For the most part, the narrative trajectory of the post reads like one of those Invasion of the Body Snatchers/The Thing from Another World paranoia-fueled sci-fi thrillers. It is a normal winter’s day. Our hero decides to play some no limit HE and to prepare does some extensive datamining on Full Tilt. He notices bizarrely-similar stats for several different players, ultimately whittling his list of suspected “bots” down to three. (Later on, a fourth player will emerge as another “bot” suspect.) Having gathered 100,000+ hands for two of the players, 80,000+ for a third, and 40,000+ for a fourth, he notes how all four sport nearly identical numbers for voluntarily putting money into the pot, preflop raising, calling preflop raises, continuation betting (on all streets), folding blinds to steal attempts, folding to bets (on all streets), and so forth.

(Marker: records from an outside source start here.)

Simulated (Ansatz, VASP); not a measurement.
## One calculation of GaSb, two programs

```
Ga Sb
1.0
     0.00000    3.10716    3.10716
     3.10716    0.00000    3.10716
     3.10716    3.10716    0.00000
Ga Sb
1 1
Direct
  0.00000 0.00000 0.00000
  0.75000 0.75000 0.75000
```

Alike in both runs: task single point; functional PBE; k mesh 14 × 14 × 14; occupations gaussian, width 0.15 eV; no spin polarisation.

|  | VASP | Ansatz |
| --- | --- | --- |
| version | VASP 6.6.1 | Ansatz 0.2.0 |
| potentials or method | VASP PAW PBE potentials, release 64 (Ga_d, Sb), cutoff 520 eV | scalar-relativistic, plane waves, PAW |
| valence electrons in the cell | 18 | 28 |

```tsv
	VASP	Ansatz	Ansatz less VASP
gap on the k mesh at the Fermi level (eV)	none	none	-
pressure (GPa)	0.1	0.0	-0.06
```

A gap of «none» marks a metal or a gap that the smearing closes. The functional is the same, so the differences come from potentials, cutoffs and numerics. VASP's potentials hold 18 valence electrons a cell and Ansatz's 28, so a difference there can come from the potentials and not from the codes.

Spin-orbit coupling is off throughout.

Later he’ll collect other evidence -- e.g., timing tells, the absence of chat -- that further fuels his suspicion that not only are the decisions being determined by a computer, but that the players’ actions (bet-sizing, mouse-clicks) have been accomplished by a script. In other words, just as he set up his datamining software to run while he was away, so, too, has someone set up some sort of program to run on its own -- only this one is actually playing poker.
Rather than alert Full Tilt immediately, our hero decides to play against the so-called bots, “trying to exploit their tendencies” for his own benefit. He enjoys some success, until one of the “bots” begins to alter its play. When the “bot” chats back at him, he knows definitively that its “owner” has taken over. He begins to recognize the difference between “supervised” and “unsupervised” play among the players. Then in early February he notices that every time he logs on, all of the “bots” instantly log off (apparently avoiding him). That’s when he decides to email Full Tilt to complain.
A few weeks after his email, our hero notices the “bots” are no longer appearing on the site. Finally, nearly three months after his initial complaint, Full Tilt responds to say the case has been closed. FTP won’t provide any further information about the matter, other than to say over 40 accounts had been thoroughly investigated. “It’s finally over,” writes our hero.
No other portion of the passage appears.